I've begun to take walks with a dog named Stella. We get together in the evenings after my work day has ended or in the mornings before my work day has begun. We run for a good while, reveling in the power of our bodies to propel us forward, without caring about where we are going. Stella's sheer exuberance for running makes me laugh so hard that I have to ask her to slow down. My body has been subjected to a lethargy that it has found most disagreeable. Despite this new effort to move my body, it needs time to adjust to activity.
Still, Stella breaks into a run when I'm not looking. Laughing, I follow.

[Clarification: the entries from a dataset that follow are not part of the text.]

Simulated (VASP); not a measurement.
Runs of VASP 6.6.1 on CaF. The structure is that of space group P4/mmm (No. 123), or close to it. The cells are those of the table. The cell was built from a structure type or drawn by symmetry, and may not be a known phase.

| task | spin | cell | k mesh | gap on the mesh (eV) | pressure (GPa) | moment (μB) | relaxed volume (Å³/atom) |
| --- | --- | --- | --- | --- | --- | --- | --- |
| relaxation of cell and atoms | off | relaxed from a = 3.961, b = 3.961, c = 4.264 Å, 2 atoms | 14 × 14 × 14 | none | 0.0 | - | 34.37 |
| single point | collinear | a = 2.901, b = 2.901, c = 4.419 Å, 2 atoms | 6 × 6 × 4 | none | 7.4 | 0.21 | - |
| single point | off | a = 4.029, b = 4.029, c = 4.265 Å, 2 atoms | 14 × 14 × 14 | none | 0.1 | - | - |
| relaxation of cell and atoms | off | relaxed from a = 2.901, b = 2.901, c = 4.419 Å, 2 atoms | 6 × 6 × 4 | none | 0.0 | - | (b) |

Tracing the scent of some unknown creature, Stella leads me through labyrinths of trees and trails. I observe her process of exploration and suddenly, as if by osmosis, I find myself fully aware of this moment. I have shifted remarkably from the automatic and habitual drone-like existence into a living, breathing moment. And I am an explorer. Removed from time and worldly thoughts. Focused on breathing. On the air against my face.
In a world without the sound of thought, I am see ice forming on delicate branches from whatever form of precipitation is currently falling combined with the cold. Delightful, bitter cold.
What's happened to me?
Historically, December is a difficult month for me. I usually spend it in a state of anger and frustration. I usually feel an antagonistic rift between my own rhythm and the rhythm of the world around me. And this rift is so intense and so difficult for me to reconcile, that I end up feeling incredibly depressed.
I am Charlie Brown, standing in the spotlight on the stage of an empty auditorium exclaiming my perplexity at consumerism.
But something has happened in my walks with Stella. I no longer care about the rift between my own rhythm and that of the world. I no longer care about anything other than this moment and all the magic that is wrapped up in it.
Stella and I happened upon a covey of crows. Stella stopped in her tracks and simply stood there watching these fabulous creatures. Mysterious black beings that seem to have a secret knowledge. And they seem to enjoy knowing that their wisdom is theirs and theirs alone. I find myself wishing to know what it is to be a crow.